Paper Title: Future of Wafer-to-Wafer Bonding to Overcome NVM Density Limitations

Paper Abstract: Wafer to wafer hybrid bonding has been introduced in new generation memories to eliminate several NAND manufacturing challenges. This is a novel 3D (three-dimensional) NAND flash architecture where the NAND array wafer is joined to the logic wafer through direct hybrid bonding. This design continues Moore's law in the third dimension. Direct hybrid bonding process is complex and requires exceptionally fine pitch 3D interconnect. The bonding of individual wafers delivers high performing NAND memory while maximizing memory density. Wafer to wafer hybrid bonded NAND chips is compared to CMOS under Array (CuA) 3D NAND and conventional 3D NAND memories to reveal density and cost benefits of the novel design. This presentation compares YMTC's 128 layer 3D NAND using wafer to wafer bonding to Micron's CMOS under Array 3D NAND and Samsung's 3D NAND using Periphery on the side all produced on 12-inch wafers. The effects of wafer to wafer bonding will show the impact the technology has on density, productivity and cost. Benefits of wafer-to-wafer bonding are attractive and could be widely adopted in the future to to overcome some challenges faced in current manufacturing processes.

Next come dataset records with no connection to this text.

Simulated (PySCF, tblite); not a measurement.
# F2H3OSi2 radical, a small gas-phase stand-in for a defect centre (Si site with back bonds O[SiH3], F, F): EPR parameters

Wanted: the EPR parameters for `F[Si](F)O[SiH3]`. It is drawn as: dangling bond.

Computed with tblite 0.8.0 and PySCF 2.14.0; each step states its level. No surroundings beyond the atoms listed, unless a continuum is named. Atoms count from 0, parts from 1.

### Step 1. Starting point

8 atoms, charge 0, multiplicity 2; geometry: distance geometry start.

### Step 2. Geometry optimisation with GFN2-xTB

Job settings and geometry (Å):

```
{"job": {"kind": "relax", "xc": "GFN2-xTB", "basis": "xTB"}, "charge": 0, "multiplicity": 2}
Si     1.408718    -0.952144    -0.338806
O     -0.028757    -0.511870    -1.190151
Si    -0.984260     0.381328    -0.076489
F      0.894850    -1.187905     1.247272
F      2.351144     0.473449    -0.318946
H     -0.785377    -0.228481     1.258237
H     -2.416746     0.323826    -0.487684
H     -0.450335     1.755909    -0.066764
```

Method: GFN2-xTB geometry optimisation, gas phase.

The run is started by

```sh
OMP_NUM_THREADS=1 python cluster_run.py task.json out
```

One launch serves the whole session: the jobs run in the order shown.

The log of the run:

Paper Author: Belinda Langelihme Dube, Engineer, Consultant

Author Bio: Belinda Dube serves as a Technology & Cost Analyst at System Plus Consulting, part of Yole Développement. Belinda’s core expertise is memory technology, especially DRAM and 3D NAND flash memory. At the same time, she also investigates IC technologies as well as advanced packaging. Her mission and goal are to develop reverse engineering & costing reports. She also works on custom projects, where she works closely with the laboratory team to set up significant physical & chemical analyses of innovative memory chips Belinda holds a master’s degree in Instrumentation & Nanotechnology Engineering from INSA (France).